This alone is sufficient warrant to read the book. But, there's equally important social reasons to read it. Turgenev is to the novel what Nietzsche is to philosophy, and that they were cotemporaneous is no mistake. "Fathers and Children" is a novel about nihilism, despair, and raw will to power in a vein too similar to Nietzsche to be ignored.

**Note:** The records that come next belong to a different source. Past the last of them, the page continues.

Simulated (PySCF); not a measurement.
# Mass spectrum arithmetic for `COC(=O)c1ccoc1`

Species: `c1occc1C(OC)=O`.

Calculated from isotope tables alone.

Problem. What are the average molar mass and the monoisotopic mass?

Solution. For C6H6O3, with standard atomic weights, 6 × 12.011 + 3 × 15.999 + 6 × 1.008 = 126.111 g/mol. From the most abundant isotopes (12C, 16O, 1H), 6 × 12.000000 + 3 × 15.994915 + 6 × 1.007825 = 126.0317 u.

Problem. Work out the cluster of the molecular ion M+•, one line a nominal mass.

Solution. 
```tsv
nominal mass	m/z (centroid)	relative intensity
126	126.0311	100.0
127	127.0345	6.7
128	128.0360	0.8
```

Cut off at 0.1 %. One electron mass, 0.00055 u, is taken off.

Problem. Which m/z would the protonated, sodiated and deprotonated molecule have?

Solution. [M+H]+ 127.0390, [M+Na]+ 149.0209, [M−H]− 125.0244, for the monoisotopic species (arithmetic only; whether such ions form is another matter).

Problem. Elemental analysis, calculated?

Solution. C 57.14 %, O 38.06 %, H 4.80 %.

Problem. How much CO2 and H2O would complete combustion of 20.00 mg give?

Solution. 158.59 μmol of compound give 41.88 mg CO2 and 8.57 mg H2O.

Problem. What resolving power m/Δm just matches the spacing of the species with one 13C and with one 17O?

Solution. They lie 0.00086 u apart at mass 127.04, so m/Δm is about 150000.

What makes Turgenev singularly important is his writing one of the truly "post-modern" novels as far as his themes go, but writing within the classical tradition of a well-developed plot, story, characters, ideas, and psychology. In many ways, Turgenew anticipates Freud, Kierkegaard, Joyce, and Eliot, while retaining the style of Hawthorne, Austin, and de Balzac. It's a wonderful synthesis -- a masterful story with critically important ideas and themes.
on November 15, 2001
This was required reading for my Russian literature class because it is considered a classic. My favorite part of this book is the fact that it gives the reader a glimpse of what life was like for the average nobleman of the day...(in the 1850's) It has some interesting descriptions of Russian family life, the life of the peasantry and how the younger generation interacted with the older generation (hence the title, "Fathers and Sons" although the original Russian is called "Fathers and Children"). One of the main characters, Bazarov, is a self proclaimed nihilist who rejects all forms of authority, causing problems for the older generations (his parents & his friend's parents), but attracting the attention of the people of his (the younger) generation. This book has no real plot...it is merely the story of how one man brings his nihilist ideas into other peoples' lives & it gives accounts of everybody else's reactions to these nihilist ideas. It is an interesting book & a pretty quick read, but it can drag in places...especially if the reader is waiting for something interesting to happen. All in all, I believe this book is worth reading, if just to get a taste of "Old Russia", but if you are looking for an exciting "can't-put-it-down-sitting-on-the-edge-of-your-seat-page-turner", you won't find it in this book.
on November 3, 2001
This book is known mostly, perhaps, for the character of Bazarov, widely considered the vanguard of nihilism in literature, especially in Russia. Bazarov is a significant fact of fiction, a sketch of the young middle class intellegentsia developing in Russia in the second half of the 19th century. Brash, self-confident, iconoclastic, educated young men like Bazarov were popping up all over Russia. Turgenev finds a way to tie this into a rich tapestry of love, familial relationships, and simplicity that Arkady and Bazarov, the young men, succumb to. Even in his determination to change the world by destroying it so it can be rebuilt, Bazarov does not overcome the strong bonds of family. Love and family has the sort of redemptive power found so often in War and Peace, and indeed, Turgenev writes from a similar perspective and on a similar wavelength as Tolstoy. This book, while not big on plot, is to be appreciated for blending its simple prose with a poetic passion in showing how love between fathers and sons is ageless, and love between men and women occurs. I found the last passage very moving.
on February 20, 2001
In so much of Turgenev's finest fiction, love fades, slips away, vanishes before it can even flower; the mood of these stories is melancholy, nostalgic; the writing, delicate, precise, almost translucent. Turgenev was to be the only Russian writer with avowedly European outlook and sympathies.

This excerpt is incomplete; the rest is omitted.